Hannah Toby Rose
Hannah Toby Rose began working at the Brooklyn Museum as a docent in 1931 and was promoted to supervisor of education in 1943, a post she held until her retirement in 1972. She used the Brooklyn Museum as a testing ground for new, interactive experiences and spread successful ideas to other museums through her role as president of the International Committee on Education in Museums from 1953 to 1962. She saw museums as a unique resource for education, research, and entertainment, encouraging interactive experiences. She loaned video and audio recordings to schools both before and after museum visits to enhance students’ understandings of field trips. Her success is evident in the fact that most museums now offer these services as a matter of course.
The Brooklyn Museum was one of the pioneers of a comprehensive relationship between museum and public, and Hannah Toby Rose was the chief architect of that alliance.
Born in New York City on April 12, 1909, Rose arrived at the Brooklyn Museum in February 1931 to work as a docent. By 1943, she was supervisor of education—a position she held through many administrative shifts until her retirement in 1972—and had already begun implementing the revolutionary changes that irrevocably altered the way that the public regards the museum experience.
Hannah Rose was able to disseminate her progressive programs as a member of many prominent national and international groups, including the International Committee on Education in Museums, of which she was president from 1953 to 1962. Rose’s words from her speech accepting the first annual Katherine Coffey Award accurately reflect her vision: “A museum is a very, very unique place. It is an educational institution, but it’s not a school. It’s a place of reference for children, and research for scholars, but it’s not a library.” Recognizing the need for a new strategy to incorporate the museum into a comprehensive public educational matrix, Rose conceived of novel and effective means of forging this coalition. Her perspicacity is confirmed by the fact that today such links between the museum and the public are taken for granted.
Rose’s innovations broke down boundaries, eliminating the invisible barrier between the museum’s collections and the outside world. She instituted programs to teach classes directly in the galleries—called the “Mobile Classroom”—in an attempt to recast the museum as a site of exploration, not merely of entertainment. Augmenting the experience beyond the galleries themselves was the policy of lending films, sound recordings, and slides to public schools for use in educating students about the museum, either before or after an actual visit to the museum. Rose also initiated a television series highlighting various strengths of the museum’s collections and organized music concerts relevant to specific exhibits, which were performed both at the museum and broadcast on New York public radio.
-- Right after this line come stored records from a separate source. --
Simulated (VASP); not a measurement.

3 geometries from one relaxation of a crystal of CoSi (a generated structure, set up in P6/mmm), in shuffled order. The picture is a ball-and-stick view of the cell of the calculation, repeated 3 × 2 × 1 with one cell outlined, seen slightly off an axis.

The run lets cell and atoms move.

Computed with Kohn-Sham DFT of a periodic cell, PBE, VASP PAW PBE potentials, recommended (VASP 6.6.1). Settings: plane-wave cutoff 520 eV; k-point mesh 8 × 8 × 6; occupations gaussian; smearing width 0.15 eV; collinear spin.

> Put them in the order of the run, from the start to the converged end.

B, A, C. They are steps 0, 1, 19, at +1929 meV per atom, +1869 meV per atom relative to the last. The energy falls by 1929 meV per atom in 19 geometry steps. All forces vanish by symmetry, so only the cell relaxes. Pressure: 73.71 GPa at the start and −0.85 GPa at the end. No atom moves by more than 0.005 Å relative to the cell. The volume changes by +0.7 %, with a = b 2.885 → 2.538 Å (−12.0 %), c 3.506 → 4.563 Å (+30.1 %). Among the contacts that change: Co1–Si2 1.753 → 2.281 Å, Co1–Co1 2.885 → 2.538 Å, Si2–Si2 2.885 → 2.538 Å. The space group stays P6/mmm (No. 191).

In a 1955 report, Rose summed up the goals of the museum’s education department, stressing the need to provide information that would enhance classroom studies, arouse appreciation for humankind’s relations through many eras and periods, and encourage the habit of visiting museums. She was acutely aware of the need to resist the concept of a museum as existing in a vacuum and believed that to assure an institution’s existence in perpetuity, one must appeal to the younger generations and instill in them a sense of the museum’s potential role in their lives.
Hannah Toby Rose died on December 14, 1976.
“The Brooklyn Museum Study Tours.” Brooklyn Museum Annual 9 (1967–1968): 28–29.
“Education Division.” Brooklyn Museum Bulletin 16, no. 4 (1955): 4–10, and Brooklyn Museum Bulletin 20, no. 1 (1959): 23–24, and Brooklyn Museum Bulletin 21, no. 1 (1960): 23–25.
“The First Families of North America,” with Michelle Murphy. Brooklyn Museum Quarterly 22, no. 4 (1935): 183–189.
Museums and Teachers (1956).
“Museum’s Role in Education.” Art Digest 29 (February 15, 1954): 24; Role of the Arts in Meeting the Social and Educational Needs of the Disadvantaged (1967).
Obituary. NYTimes, December 21, 1976, 36:1.